Inside My Head: It's normally a pretty scary place to be, but it does promise to be quite amusing and sometimes even funny...

Sunday, August 14, 2005

Caramel Apple Pops

Oh, the joys of being a college student. Yes! I can say that now. It's so awesome that I don't have to go to school tomorrow. Calyn is spending the night and tomorrow we are going to Wakulla Springs with Nicole and her sister. Woo-hoo! Since Calyn's interview was so much fun last night, we're going to do another one.

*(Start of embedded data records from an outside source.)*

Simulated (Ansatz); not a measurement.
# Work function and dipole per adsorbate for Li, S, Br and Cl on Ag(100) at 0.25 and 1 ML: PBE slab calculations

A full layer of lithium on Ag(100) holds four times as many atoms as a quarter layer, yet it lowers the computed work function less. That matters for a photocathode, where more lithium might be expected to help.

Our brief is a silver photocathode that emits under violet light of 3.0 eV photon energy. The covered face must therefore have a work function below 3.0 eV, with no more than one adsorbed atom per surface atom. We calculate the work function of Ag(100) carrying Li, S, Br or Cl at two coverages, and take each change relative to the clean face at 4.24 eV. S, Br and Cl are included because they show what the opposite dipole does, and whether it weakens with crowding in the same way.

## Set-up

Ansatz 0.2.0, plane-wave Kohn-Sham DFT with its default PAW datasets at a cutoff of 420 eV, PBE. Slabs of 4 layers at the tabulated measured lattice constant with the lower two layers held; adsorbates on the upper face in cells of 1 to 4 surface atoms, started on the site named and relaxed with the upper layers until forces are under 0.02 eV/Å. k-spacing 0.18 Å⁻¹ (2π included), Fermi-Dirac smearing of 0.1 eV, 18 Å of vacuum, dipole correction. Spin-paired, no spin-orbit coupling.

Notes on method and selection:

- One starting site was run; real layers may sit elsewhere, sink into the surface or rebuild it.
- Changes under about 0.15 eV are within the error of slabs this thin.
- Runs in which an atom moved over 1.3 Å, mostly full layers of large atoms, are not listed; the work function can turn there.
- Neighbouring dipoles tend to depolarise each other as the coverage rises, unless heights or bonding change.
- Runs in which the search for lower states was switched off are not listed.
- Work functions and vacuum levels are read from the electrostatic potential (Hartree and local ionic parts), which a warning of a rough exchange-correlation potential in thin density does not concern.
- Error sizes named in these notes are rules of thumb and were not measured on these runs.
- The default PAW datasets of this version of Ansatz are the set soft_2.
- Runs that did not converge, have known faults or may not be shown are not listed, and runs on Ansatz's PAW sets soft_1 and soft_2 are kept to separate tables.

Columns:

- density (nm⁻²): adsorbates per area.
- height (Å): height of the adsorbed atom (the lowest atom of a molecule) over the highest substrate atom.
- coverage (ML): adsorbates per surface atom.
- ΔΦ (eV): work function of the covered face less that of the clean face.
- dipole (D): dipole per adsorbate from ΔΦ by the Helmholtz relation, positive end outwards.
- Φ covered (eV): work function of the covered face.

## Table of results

*Cool music playing. Da da duh... This is: Lifestyles of the Rich and Emotional. I'm your host, Jenna Myrick, and we are joined tonight by our guest, Lil' Moo-Moo, the semi-famous rapper (after Lil' Bray-Bray and Lil' Tay-Tay, of course). Let's begin.*

Jenna: So, Calyn, what did you end up doing with all that leftover food from yesterday?
Calyn: Well, my neighbors and I have a food war going on, cause we do, and they keep bringing us food and we keep giving them food. They own a Jenny Craig franchise and they just bought a new Corvette, so apparently people are getting skinny. So, I took them over some borsch. Oh, and while I was walking back I almost ran into this giant banana spider web. With two giant banana spiders on it, like somthing off of "Arachniphobia." I almost died. Seriously. Are banana spiders poisonous?
Jenna: I don't know.
Calyn: They look like they'd be poisonous. They should really teach you that kinda stuff in school. Cause like, who needs to know about the Prussian wars? I'd rather know if I'm gonna die if I got bit by a banana spider.
Jenna: Yeah, that seems a little more practical to me. You know they do teach you some of that stuff in school. Like that rhyme for coral snakes.
Calyn: And king snakes. Yeah, but I never remember it.
Jenna: That's a problem. I think it's "Red touches black, friend of Jack. Red touches yellow, deadly fellow." Yeah, that sounds about right.
Calyn: Wait, but if red touches black, doesn't it touch yellow too? There's only three colors! Cause if red touches black, then black must touch yellow, and yellow must touch red. It's like hyperbola theorum, or something. You know, if A=B, and B=C, then A=C.
Jenna: Yea, I know what you're talking about, but I don't think that's what it's called.
Calyn: Well, I haven't had a math class in like, 2 years, and I don't plan on taking one ever again, so I've forgotten it.
Jenna: See, that's what I'm talking about, right there. That's why college rocks.
Calyn: Okay, let me get this strait. Red touches Jack, get back, get back! Red touches yellow, friendly fellow. Wait, no. See, this is why I wouldn't bet my life on this stupid rhyme. They really need to teach us stuff in school like this. Like, how to start a fire (more importantly, how to put out a fire), how to tell which way's north like, cause of the stars and stuff. You know, like when you'd read about the Underground railroad and the slaves would tell which way was north cause of where the ivy grew on the trees and stuff.
Jenna: I think it's moss, Calyn.
Calyn: Whatever. See, that's why I need to learn it.
Jenna: Well, why don't you just join Girl Scouts or something?
Calyn: Cause all they do is sell cookies.
Jenna: Okay, then join Boy Scouts.
Calyn: Oh, sure, I can just cut my hair. But what do I do about these?
Jenna: You can just put duct tape around your chest.
Calyn: Like in Mulan?
Jenna: Actually, I was thinking like in "Now and Then."
Calyn: You mean, "Now and Later?"
Jenna: No, that movie, "Now and Then." You know, it's got that girl in it. The one with the funky face from that movie.
Calyn: Oh, yeah. That clears it up. The one wth the "funky face".
Jenna: Casper! She's the girl from Casper!
Calyn: Christina Ricci?
Jenna: Yeah, that's it.
Calyn: Didn't it have Ellen DeGeneres in it?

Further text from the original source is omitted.